Questions: Analysis of Cables and Suspension Systems
5 questions to test your understanding
Score: 0 / 5
Question 1 Multiple Choice
A symmetric suspension bridge cable hangs between two towers with a uniformly distributed deck load. You have calculated the horizontal tension T₀ at the lowest point. Where is the total cable tension T greatest?
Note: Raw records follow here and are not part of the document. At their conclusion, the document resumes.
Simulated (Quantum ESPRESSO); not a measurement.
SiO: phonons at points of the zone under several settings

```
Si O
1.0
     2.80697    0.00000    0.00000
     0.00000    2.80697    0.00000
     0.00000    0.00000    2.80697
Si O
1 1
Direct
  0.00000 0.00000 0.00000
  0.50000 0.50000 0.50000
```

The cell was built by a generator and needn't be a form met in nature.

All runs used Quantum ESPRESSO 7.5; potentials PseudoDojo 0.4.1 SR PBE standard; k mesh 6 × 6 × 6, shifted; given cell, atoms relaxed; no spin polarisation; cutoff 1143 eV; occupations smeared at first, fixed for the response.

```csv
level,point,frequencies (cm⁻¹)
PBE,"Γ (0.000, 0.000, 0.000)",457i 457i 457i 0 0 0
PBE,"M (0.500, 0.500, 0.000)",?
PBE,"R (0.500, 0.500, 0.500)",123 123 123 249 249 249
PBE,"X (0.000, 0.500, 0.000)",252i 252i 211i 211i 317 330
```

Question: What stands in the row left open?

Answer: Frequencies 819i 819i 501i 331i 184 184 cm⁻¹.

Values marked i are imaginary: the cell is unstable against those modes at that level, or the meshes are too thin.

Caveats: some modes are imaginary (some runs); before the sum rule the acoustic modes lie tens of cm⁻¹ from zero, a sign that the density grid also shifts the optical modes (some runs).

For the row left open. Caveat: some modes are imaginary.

AAt the midpoint (lowest point) of the cable, where the vertical load is most concentrated
BAt the quarter-span points, where bending stress is typically maximum in beams
CAt the supports (top of the towers), where the cable angle is steepest
DTotal tension is constant throughout because horizontal tension is constant
Total cable tension at any point is T = T₀/cos(θ), where θ is the angle of the cable from horizontal. At the lowest point, θ = 0 and T = T₀ (minimum tension). As you move toward the supports, the cable angle steepens, cos(θ) decreases, and T increases. Maximum tension always occurs at the supports where the cable is steepest. This is a common error: students confuse 'constant horizontal tension' with 'constant total tension.' Only the horizontal component is constant — the total tension varies with slope.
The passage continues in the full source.